Clash of the titans
by ArabianBusiness.com staff writer on Tuesday, 11 December 2007
The Business Travel Show Dubai brought together a number of leading players from the corporate travel world and provided them with an opportunity to discuss issues affecting the rapidly expanding corporate travel industry.
Having established a reputation for sounding out hard-hitting issues impacting the Middle East's travel and tourism industry, ATN seized the opportunity to provide a forum for further constructive criticism and staged a roundtable involving decision-makers from the airline and corporate travel world on October 30.
Airline representation comprised Paul Starrs, regional manager Middle East, British Airways, Geert Boven, executive vice president sales & services, Etihad Airways and Andrew Cowen, CEO for Saudi Arabia-based low cost carrier (LCC) Sama.

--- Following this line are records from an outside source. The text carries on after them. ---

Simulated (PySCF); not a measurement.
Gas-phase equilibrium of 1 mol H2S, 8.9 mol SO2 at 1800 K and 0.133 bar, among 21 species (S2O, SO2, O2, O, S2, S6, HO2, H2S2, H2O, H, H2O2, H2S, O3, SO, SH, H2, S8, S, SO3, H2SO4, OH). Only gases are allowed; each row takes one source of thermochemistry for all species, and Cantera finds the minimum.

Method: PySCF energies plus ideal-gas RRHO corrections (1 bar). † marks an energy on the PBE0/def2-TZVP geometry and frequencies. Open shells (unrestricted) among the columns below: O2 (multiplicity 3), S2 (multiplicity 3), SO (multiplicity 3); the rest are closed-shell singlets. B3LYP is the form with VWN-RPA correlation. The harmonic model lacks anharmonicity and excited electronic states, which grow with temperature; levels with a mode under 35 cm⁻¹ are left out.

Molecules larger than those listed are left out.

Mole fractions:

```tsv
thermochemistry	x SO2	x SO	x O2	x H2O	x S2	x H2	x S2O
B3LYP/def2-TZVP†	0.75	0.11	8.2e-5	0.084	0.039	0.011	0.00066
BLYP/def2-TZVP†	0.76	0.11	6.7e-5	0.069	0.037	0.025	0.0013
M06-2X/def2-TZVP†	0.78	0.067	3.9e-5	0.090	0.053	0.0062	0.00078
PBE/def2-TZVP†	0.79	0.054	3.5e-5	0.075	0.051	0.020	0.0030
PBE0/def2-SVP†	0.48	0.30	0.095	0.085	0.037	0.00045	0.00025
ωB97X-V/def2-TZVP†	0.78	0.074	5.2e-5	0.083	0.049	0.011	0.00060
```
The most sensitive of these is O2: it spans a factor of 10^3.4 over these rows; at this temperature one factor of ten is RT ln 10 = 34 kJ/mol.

They went head to head with five influential figureheads from local and regional Travel Management Companies (TMCs): Iain Andrew, divisional senior vice president, Dnata Travel Services, which partnered with Centaur Exhibitions to bring The Business Travel Show to Dubai; Ian Flint, head of global consulting, HRG; Derin Cameron, CEO, Alshamel Travel, Kuwait; Michel Oulevay, regional director of partners network MEA, Carlson Wagonlit Travel; and Asim Arshad, general manager, Orient Travel, Dubai.
What are some of the key challenges facing the corporate travel industry?
Andrew: The speed of the change we are seeing at the moment. If you look at how suddenly the European and US global decision makers who travel have woken up to the Middle East market, and are now coming here in their droves and expecting to see the same kind of service levels that they experience in other parts of the world.
For us, that is a challenge; to make sure we are keeping up with their expectations. If you look at the way Europe and the US has matured - gradually - they have picked up all of that and said ‘here you go Middle East, do it tomorrow'. We need to have that breadth of service in place.
Getting experienced travel counsellors will continue to be a challenge, particularly driven by the cost of accommodation - trying to find the right staff is hard. There are a number of corporates that have moved here and shifted their staff to Dubai.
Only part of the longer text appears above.